A new proposal: Down goes the four-story TCF Bank building in downtown Minneapolis, up goes a mixed-use skyscraper 50 stories tall. Is it time to call in the historic-preservation brigade? It seems like every other month we lament the loss of smaller, older buildings, and wonder if we're losing our heritage to big new developments.
This is not one of those times.
The TCF Bank building certainly sums up the 1970s. Half a block of dark brown brick. Could be a bank. Could be offices. Could be the Gerald R. Ford Mausoleum. Could have been beautiful; there's nothing objectionable about large quantities of brick, and dark hues can project a certain earthy honesty. But so does a cow pie.
The problem with the TCF building always has been its big, dated brick arches, which looked like a classical touch done on the cheap. The top two floors are recessed behind the columns, creating a realm of shadows and gloom appropriate for the First Bank of Mordor.

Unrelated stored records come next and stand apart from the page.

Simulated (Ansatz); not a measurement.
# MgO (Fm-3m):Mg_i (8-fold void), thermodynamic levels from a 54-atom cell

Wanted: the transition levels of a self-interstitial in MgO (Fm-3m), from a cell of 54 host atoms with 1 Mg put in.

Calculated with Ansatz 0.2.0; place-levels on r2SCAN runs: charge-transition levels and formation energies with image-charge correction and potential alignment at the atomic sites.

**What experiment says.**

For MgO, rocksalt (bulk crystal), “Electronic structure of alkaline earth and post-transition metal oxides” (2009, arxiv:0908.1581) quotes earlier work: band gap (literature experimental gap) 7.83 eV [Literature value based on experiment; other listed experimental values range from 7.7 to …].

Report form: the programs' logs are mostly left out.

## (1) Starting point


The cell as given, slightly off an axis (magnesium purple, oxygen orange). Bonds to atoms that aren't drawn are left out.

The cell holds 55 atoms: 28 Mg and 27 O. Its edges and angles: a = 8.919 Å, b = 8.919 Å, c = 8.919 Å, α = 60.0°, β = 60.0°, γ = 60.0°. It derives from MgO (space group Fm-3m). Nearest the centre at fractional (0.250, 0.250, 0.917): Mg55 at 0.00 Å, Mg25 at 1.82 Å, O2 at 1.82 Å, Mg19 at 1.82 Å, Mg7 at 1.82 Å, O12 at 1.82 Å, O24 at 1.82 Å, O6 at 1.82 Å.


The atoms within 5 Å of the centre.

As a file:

The 17-story TCF Tower is not part of the proposal. Too bad. It's the sort of building you found in abundance in suburbs in the '70s, scaled up four times. Brick and horizontal bands of mirrored dark glass — real estate stacked up until it ends. Could be three stories, could be 30. At the fifth floor, it widens out, which makes it look like Fatty Arbuckle sitting on a footstool. (That was another hallmark of the '70s: Buildings got wider as they rose, as if the architect had been staring at mushrooms all day.)
The TCF Tower's slight bulge looks as if they ran the numbers, figured out what the steel structure would hold, and bumped it out for 3 percent more rentable space.
How to work around the remaining tower? That's the problem. The portion of the TCF complex slated for demolition may be stale cake, but at least it's a small portion. The TCF's low height gives its neighbor, the Foshay, space to rise and command its quarter of the block. Fifty stories rising next door might wall off the Foshay, make it look penned up. On the other side, the new tower structure incorporates the TCF Tower, or comes so close that people will be able to lean out of one building and ask their neighbor if they have any Grey Poupon. It's a challenge.
Whatever they build, it probably won't have an empty atrium. If you've visited the TCF building, you know it's not solid offices. There's a four-story open space. At present, with TCF's workers decamped to Plymouth, it is one of downtown's most bereft locations — no benches, no chairs, no coffee cart beneath a colorful umbrella, no vegetation. A rectangular brick fountain is dry. A huge greenish sculpture on the wall looks like a mass of barnacles fastened to a rusting ship.